Easy does it

When you cut through all of the alignments, the shifts and the disguises, playing defensive back can be reduced to a simple formula: Don't let the receiver catch the football.

The basic approach could be crucial this season for a Tennessee secondary that will rely heavily on freshmen and sophomores.

"I've found the new scheme to be more player-friendly," first-team strong safety Prentiss Waggner said this week. "It gives me the opportunity to play a little more man-to-man coverage. It's just basically one-on-one with the receivers."

If the simpler scheme is a plus for a third-year sophomore such as Waggner, it must be a godsend for the first- and second-year DBs on Tennessee's roster.

"I think it will help the young guys a lot," Waggner said. "They won't have to think that much. They can just go out and do their jobs - stopping the man from catching the ball."

Unfortunately for Tennessee, "stopping the man from catching the ball" will be no easy task, given the youth and inexperience of the 2010 Vol secondary. It took a double hit last winter, when juniors Eric Berry and Dennis Rogan opted for the NFL Draft. It took another hit in April, when first-team cornerback Nyshier Oliver tore an ACL, then took another in July, when first-team strong safety Darren Myles was dismissed.

Those departures leave the Vols with a projected starting secondary consisting of one junior (Art Evans), two sophomores (Waggner and Janzen Jackson) and a redshirt freshman (Eric Gordon). Moreover, the top reserves appear to be a sophomore who spent last season playing wideout (Marsalis Teague) and a freshman who spent the past four years playing minor league baseball (Brent Brewer).

Given all the above, many Vol fans consider the secondary a disaster area heading into 2010. Waggner begs to differ.

"The young secondary's coming along real well," he said. "We go to the meeting room every day, do our film study and we're communicating well on the back end."

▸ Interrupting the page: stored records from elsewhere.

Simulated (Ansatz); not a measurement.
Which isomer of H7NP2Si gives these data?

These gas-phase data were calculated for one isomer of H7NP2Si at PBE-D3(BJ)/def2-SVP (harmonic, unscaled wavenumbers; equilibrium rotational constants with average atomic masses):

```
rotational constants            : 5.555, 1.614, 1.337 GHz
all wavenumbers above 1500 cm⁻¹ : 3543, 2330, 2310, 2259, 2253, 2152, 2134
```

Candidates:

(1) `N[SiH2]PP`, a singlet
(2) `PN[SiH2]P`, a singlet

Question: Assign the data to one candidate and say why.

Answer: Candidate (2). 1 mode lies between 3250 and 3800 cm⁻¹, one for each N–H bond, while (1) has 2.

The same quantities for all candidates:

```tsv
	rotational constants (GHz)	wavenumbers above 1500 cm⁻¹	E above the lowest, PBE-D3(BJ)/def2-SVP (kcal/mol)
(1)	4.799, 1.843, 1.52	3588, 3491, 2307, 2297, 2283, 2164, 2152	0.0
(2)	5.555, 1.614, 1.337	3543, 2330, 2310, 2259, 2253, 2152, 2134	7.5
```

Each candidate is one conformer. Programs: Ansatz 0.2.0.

Waggner is playing for his third secondary coach in as many years. He redshirted in 2008 under Larry Slade, played in 2009 under Willie Mack Garza and now finds himself working under Terry Joseph.

"The defense is pretty much the same; it's just different terminology," Waggner said. "All of the coaches wanted us to play the defense a little different but I had good learning experiences from all of those coaches."

Despite its youth, Tennessee's secondary has a little experience. Evans started 12 games last fall, Jackson nine and Waggner two. The only first-time starter in the projected No. 1 secondary is Gordon, who reportedly is making great strides in preseason.

"He's coming along real well," Waggner said. "He's taking coaching and listening. He's going out there every day and making plays on the practice field. He probably has the most pass breakups on the team. I'm excited about him."

Waggner is excited about the secondary as a group. Even with young players filling so many key roles, he believes the defensive backfield will be solid in 2010.

"I think we shape up pretty well," he said. "We've got a lot of talent on the back end. We're real young and inexperienced but I think we can do a good job this year."